Survey analysis based on a Kobo tool
kobo_analysis.Rmd
library(impactR.analysis)
library(dplyr)
#>
#> Attaching package: 'dplyr'
#> The following objects are masked from 'package:stats':
#>
#> filter, lag
#> The following objects are masked from 'package:base':
#>
#> intersect, setdiff, setequal, union
This vignette emphasizes how to analyze survey data based on Kobo,
leveraging both the svy_*()
family of functions and a Kobo
tool.
Proportion for select ones
As of version v0.0.3, kobo_select_one()
uses only the
information present in the dataset, and then retrieve labels from the
Kobo tool. It means that it does not provide lines for responses that
have not been chosen.
# With the labels, wonderful "var_label" and "var_value_label"
# Choices is optional
# Survey is mandatory
kobo_select_one(design,
vars = c("h_2_type_latrine", "admin1"),
survey,
choices,
group = "milieu")
# For all select ones in the survey sheet
kobo_select_one_all(design, survey, choices)

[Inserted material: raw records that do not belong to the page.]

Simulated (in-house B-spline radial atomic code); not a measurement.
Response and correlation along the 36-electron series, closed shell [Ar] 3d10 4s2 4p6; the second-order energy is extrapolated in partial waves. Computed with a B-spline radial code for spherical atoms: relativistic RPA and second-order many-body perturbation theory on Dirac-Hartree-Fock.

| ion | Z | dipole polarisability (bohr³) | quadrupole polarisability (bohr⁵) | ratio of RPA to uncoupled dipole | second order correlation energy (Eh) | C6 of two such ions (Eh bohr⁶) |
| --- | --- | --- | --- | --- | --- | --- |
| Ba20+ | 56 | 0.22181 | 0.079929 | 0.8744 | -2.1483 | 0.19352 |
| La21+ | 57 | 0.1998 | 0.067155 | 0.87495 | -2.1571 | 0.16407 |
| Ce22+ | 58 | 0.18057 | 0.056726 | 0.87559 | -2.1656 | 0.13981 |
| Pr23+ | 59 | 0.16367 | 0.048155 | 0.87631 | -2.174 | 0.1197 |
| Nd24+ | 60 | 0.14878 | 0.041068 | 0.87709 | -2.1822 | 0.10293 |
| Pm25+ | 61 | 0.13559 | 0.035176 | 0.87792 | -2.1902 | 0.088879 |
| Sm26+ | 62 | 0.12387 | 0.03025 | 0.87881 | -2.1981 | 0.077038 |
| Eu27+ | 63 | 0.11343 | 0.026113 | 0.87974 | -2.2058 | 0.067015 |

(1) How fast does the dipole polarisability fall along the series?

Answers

Proportion for select multiples
This function is deliberately conservative for the following:
- if a choice exists in the Kobo tool, but not in the dataset, it is removed from the calculation;
- if a choice exists in the dataset, but not in the Kobo tool, it will not be taken into account; for example, if a choice has been added and recoded during cleaning, the Kobo tool must be updated beforehand (which goes hand in hand with the good practice of having an up-to-date Kobo tool that can be used as a dictionary of variables;
- input a filtered survey sheet with the variables corresponding to the data (main, hh roster, education loop, etc.).
# With the labels, note the "choices_sep" argument
# that allows for choosing the choice separator in the database
# either a "/" or "." or a "_" , etc.
# It still only accepts one variable
# Arg 'vars' can take a vector of select_multiple variables
kobo_select_multiple(design, c("e_typ_ecole", "e_typ_ecole"), survey, choices, choices_sep = "_")
# For all select multiples
kobo_select_multiple_all(design, survey, choices, choices_sep = "_")
Mean and median for numeric variables (decimal, integer, calculate)
# Mean for one or several numeric variables
kobo_mean(design, c("c_total_3_17_femmes", "e_abandont_3a_4a_fille"), survey)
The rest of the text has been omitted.